What does Acts chapter 11 mean?Acts 11 continues the story of how the good news about Jesus came to the Gentiles and how the work of the apostle Paul begins. It's a difficult transition. Hundreds of years before, the Jewish exiles in Babylon had managed to return with their religion and cultural identity mostly intact. Since that time, their land had seen several foreign rulers, including Antiochus Epiphanes who tried to destroy Judaism and all Jewish culture. He banned observance of their religion and sacrificed unclean animals on their altar. This led to the Maccabean revolt and renewed passion for keeping the Jewish law—especially the parts that included separation from Gentiles.
In Acts 11:1–18, Peter recounts to the church leaders in Jerusalem the events of Acts 10. God led Peter to a Gentile in Caesarea Maritima, a devout God-follower, who was ready to hear the news about salvation through Jesus. Peter had barely gotten started explaining to the man and his houseful of guests about Jesus when the Holy Spirit fell on the Gentiles. Seeing no other option, Peter had them baptized into the church. The church leaders accept Peter's account and the witnesses of the six men with him. In the next few years (Acts 15:1–35), the church leaders will have to figure out exactly what it means to worship with Gentiles.
Acts 11:19–26 gives the account of even more Gentiles coming to faith. When Saul persecuted the church in Jerusalem, the Jesus-followers fled (Acts 8:1–4). Many of them took the story of Jesus with them. Some Jews from Cyprus, an island south of modern-day Turkey, and Cyrene, in Libya, shared the way of salvation with Gentiles in Syrian Antioch, a major city near the Mediterranean coast where Syria meets Turkey. When the leaders of the church in Jerusalem hear, they send Barnabas to find out more. He realizes that many Gentiles do have faith in Christ—so many he needs help to teach them. Tarsus, where the disciples sent Saul after he'd come to faith and others were seeking to kill him (Acts 9:26–30), is just west of Antioch. Barnabas sends for Saul, and Saul's work among the Gentiles begins.
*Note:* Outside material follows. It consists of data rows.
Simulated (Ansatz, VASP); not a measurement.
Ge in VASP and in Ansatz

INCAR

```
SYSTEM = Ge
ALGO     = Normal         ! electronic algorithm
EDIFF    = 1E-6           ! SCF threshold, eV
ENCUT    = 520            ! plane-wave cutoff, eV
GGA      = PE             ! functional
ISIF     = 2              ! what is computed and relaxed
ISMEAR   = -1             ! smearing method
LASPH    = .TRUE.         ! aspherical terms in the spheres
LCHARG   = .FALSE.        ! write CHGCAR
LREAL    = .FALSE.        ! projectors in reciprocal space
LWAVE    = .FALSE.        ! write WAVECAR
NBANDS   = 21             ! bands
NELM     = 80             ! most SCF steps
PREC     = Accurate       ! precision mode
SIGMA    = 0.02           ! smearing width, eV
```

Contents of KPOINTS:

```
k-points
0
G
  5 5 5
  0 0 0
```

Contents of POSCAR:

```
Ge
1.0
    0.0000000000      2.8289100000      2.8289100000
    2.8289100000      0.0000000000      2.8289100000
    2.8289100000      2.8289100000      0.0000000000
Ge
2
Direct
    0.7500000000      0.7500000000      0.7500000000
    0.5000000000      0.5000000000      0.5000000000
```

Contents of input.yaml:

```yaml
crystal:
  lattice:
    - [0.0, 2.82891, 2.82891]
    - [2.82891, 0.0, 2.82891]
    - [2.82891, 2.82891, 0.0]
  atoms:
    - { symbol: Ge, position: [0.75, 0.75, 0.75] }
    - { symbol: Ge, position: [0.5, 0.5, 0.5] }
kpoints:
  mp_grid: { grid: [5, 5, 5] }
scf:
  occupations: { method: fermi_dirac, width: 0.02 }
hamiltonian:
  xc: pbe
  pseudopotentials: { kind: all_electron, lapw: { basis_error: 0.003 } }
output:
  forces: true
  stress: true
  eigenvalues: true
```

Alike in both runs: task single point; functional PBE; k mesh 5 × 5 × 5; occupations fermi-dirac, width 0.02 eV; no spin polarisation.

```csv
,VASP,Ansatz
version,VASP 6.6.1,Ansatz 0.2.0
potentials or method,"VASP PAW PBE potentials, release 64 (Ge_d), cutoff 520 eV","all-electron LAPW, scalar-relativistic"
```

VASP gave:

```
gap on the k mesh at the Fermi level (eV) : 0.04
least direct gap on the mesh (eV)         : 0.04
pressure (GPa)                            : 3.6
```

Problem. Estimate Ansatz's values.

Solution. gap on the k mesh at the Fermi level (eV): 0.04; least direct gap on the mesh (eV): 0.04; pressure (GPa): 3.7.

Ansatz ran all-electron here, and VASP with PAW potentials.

Acts 11:27–30 seems like an unrelated addition, at first. Agabus, a prophet, travels from Jerusalem to Syrian Antioch and tells the young church there will be a major famine. The church in Antioch determines to support the church in Jerusalem. The story is more relevant than it appears. The chapter largely gives the origin story of Paul's ministry. In many of the churches he traveled to, he exhorted the people to raise funds for the originating church in Jerusalem. Not only did the Jesus-followers in Jerusalem face this famine, the members had already sold what they had (Acts 4:32–37), and the church leaders no longer worked their trades as they once had. This little story tells us why even though Paul worked to support himself if doing so helped spread the gospel (2 Corinthians 11:7–9), he often exhorted the churches to raise money for the church in Jerusalem (Romans 15:25–28; 2 Corinthians 8:1–6).
Acts 11 is the beginning of the transition of attention from the disciples, particularly Peter, to Paul. In Acts 12, James the brother of John is killed: the first of the twelve disciples to be martyred and the only one to have his death recorded in Scripture (Acts 12:1–2). Peter is arrested and an angel frees him (Acts 12:3–19) and Herod Agrippa I dies because he accepts worship appropriate only for God (Acts 12:20–25). From Acts 13 on, Peter is mentioned only once more, reiterating the story of the conversion of the Gentiles in Caesarea Maritima at a hearing requested by Barnabas and Paul (Acts 15:7–11). The rest of the book of Acts records Paul's evangelism to the Gentiles.